Rutherford County Historian Greg Tucker gives a brief ‘history lesson’ each month at the Murfreesboro (Tennessee) City Council meeting.
Movies were closed on Sundays in 1946. That is till the returning vets convinced the Princess and the Roxy otherwise.
Young & Ogles Lumber Yard, Ransom Cotton Gin and Murfreesboro Electric warehouse were located on Water Street; soon to be N.W. Broad Street.
The newest industry in 1946 was the Grapette Bottling Company located on Vine Street.
Coins collected from Murfreesboro parking meters were hand-counted till 1946.
The Tennessee General Assembly approved ‘home rule’ in 1946 meaning cities could amend their charters without going through the state legislature.
Murfreesboro passed an ordinance assessing a $50 fine for dumping in Town and Lytle Creeks.
A government contractor named ‘Air Utilities’ (Air Utilities had taken over the old Sky Harbor airport in the Florence community just prior to World War II) switched from cutting graphite during the war for the Oak Ridge project to manufacturing knitting machines for the expanding apparel industry in middle Tennessee.

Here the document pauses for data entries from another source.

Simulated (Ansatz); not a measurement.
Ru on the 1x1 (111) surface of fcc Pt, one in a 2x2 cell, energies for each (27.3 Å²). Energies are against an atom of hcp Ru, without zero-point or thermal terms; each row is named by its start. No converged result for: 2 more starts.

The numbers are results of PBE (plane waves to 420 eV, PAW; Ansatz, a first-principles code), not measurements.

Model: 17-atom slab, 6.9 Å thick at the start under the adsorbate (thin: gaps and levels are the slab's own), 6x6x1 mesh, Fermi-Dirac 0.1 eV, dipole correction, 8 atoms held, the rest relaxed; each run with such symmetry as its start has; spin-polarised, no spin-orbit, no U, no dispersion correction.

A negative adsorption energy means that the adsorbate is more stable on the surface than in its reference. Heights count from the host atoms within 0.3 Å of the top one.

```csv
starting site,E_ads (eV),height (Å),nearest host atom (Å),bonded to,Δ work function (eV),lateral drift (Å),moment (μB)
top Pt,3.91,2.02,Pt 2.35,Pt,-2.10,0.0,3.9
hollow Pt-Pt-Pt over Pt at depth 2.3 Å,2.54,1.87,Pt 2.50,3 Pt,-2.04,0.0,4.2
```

WWII veteran Rollie Holden, Sr. in 1946 was selling fireworks at the corner of College and Front Streets. Soon there after he opened Holden Hardware, Murfreesboro’s longest operating business on the Square.
Murfreesboro City Council voted to give employees a 7.5% pay raise!
Cecil Elrod of was selling silk stocking for $3 a pair.
A breakfast of ham and eggs – $0.40. A meat-and-three plate lunch set you back $0.45. Coffee? How about five cents.